A friend spoke these words to a woman
who was about to carry out a criminal act that would hurt people:
“Don't do this to yourself.”
But she carried on just as if he had
said nothing at all, and it did destroy her.
That was probably the purpose of the
criminal act in the first place – to destroy herself.
These things sometime seem incredibly
subtle and convoluted. I read in a new book that Freud was getting
over $4,000 per hour while living in England, for helping people to
sort out their subtleties.
The subtleties are there, real, and
fascinating for those of us who find ourselves engaged in studying
them. They are as fascinating to me to study as the birds are to an
ornithologist or the layers of earth are to a geologist.
But it is within reach of all of us to
understand and live by the idea that we have 'to do to others as we
would have them do to us.' That's not obscure rocket science. It's
the central ethical idea of all the major religions.

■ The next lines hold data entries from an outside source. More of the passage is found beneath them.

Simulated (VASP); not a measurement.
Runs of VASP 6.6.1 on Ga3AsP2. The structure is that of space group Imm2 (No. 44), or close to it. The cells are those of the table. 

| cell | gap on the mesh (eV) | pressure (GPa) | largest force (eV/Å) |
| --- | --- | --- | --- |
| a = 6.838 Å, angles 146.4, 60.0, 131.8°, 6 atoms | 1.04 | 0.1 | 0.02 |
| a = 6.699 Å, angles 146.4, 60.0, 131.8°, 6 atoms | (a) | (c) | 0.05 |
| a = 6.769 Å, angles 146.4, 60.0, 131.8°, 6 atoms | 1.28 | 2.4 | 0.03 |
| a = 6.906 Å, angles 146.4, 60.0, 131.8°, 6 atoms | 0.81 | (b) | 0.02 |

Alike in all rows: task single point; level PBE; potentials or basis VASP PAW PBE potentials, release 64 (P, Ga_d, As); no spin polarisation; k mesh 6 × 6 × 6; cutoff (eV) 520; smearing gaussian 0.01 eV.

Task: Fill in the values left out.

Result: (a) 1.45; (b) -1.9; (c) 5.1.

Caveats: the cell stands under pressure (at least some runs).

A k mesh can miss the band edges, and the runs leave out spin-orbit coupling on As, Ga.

It is subtle, but not impossible,
further to understand that we are social in our uniquely human
nature, and thus consequently to realize that what we do to others,
we do do to ourselves! I take this to be an essential point of
social psychology and it's also the idea of “send not to know for whom the bell tolls, it tolls for thee.”
* * *
Here's another simple joy.
I was thinking of death this morning,
as I often do, and of how much clarity and peace it gives me to think
about it, as well as the simple joys it makes possible when seeing
the grass outside my window or hearing the voices of those children
next door.
I speak of death to certain friends
from time to time but quickly sense the push-back and distaste. That's a little sad because I feel that they are missing out on
something excruciatingly important and good, and I also feel the distance between us, which
is a sorrow.
So it was with great appreciation and
delight that I recently came across this quote from Jung in his Red
Book, p.275:
Joy at the
smallest things comes to you only when you have accepted death. But
if you look out greedily for all that you could still live, then
nothing is great enough for your pleasure, and the smallest things
that continue to surround you are no longer a joy. Therefore I behold
death, since it teaches me how to live.
I think that may be the simplest yet
profoundest statement of what I feel about our approaching deaths.